Artek’s program, titled “Rosenmüller: Christmas Vespers,” was not quite that. It was “a collection of music that was almost certainly performed at Venetian vespers services,” Gwendolyn Toth, the group’s director, explained in program notes. Brevity was evidently not a Rosenmüller hallmark, and “doing a complete vespers,” Ms. Toth wrote, “would be a very full evening.” As it was, the densely packed program ran almost two and a half hours.

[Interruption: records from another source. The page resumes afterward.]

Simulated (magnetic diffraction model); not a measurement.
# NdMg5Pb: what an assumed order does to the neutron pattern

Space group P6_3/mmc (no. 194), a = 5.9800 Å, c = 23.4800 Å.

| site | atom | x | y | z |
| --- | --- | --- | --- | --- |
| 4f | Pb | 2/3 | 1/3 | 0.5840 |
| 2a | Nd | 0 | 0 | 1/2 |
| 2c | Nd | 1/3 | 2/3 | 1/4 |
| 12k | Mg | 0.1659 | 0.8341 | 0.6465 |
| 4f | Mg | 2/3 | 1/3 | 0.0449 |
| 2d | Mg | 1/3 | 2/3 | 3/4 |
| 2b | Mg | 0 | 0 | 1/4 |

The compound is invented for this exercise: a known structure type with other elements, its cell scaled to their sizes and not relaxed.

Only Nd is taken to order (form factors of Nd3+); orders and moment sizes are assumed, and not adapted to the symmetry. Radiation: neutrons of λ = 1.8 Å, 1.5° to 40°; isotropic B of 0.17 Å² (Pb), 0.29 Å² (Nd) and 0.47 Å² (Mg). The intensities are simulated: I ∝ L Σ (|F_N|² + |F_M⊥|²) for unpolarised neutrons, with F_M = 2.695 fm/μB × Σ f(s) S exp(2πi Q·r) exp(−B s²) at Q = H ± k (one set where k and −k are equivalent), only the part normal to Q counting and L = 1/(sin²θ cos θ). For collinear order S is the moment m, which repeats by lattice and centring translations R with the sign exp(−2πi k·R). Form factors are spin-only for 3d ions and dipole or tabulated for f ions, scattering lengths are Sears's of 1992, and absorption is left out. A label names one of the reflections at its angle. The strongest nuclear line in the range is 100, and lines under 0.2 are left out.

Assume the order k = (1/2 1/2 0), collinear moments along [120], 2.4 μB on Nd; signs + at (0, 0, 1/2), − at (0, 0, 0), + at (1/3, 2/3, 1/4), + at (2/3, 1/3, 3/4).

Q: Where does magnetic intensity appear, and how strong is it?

It would be nice to report that the performances, conducted by Ms. Toth, made the time fly. They did not. In some ways they recalled the early days of the modern early-music movement, a half century ago, when point-making in performance practice was sometimes allowed to eclipse accomplished and attractive music-making.
Ms. Toth spent much space discussing niceties of pitch and tuning undoubtedly lost on most listeners, advocating “1/4-comma mean-tone,” which required the player of the positive organ, Dongsok Shin, to retune his instrument between several numbers. But the real problems were much more fundamental and immediate.
Apart from fine work by those playing strings and especially the trombone-like sackbuts, the performances had serious flaws, mainly stemming from the work of a few singers well past their prime. This is probably a minority report, to judge by the ovations from a sizable audience.
At any rate, the point was driven home the next night by the fresh, strong singing of Tenet. The Green Mountain Project, named for Monteverdi, has made a calling card of his great 1610 Vespers, one performance better than the last. Here it turned to his “Selva Morale e Spirituale” (“Spiritual and Moral Forest”), a large collection of sacred music published late in his life.
The first half presented six singers, led by the soprano Jolle Greenleaf, in works of moderate scale. The second separated the vocalists into duets and soloists before reassembling them for a big, magnificent finale, “Beatus Vir.” Especially notable in the smaller works were Ms. Greenleaf and her usual partner, the soprano Molly Quinn, in “Iste Confessor”; and the lone bass, John Taylor Ward, in “Ab Aeterno Ordinata Sum,” a showpiece that took him to the very bottom of his range.
Tenet’s instrumentalists broke up the program with substantial works by Nicolò Corradini, Giovanni Gabrieli and Giovanni Battista Fontana, allowing the two superb violinists, Aisslinn Nosky and Beth Wenstrom, to do some duetting of their own. In Gabrieli’s “Sonata XXI con Tre Violini,” the two excellent cornetto players, Alexandra Opsahl and Kiri Tollaksen, were joined by a third, Bruce Dickey, a renowned American virtuoso said to be visiting from his home in Italy.
But Monteverdi was clearly the star, exceedingly well served. Thus ended his 450th-anniversary year in New York.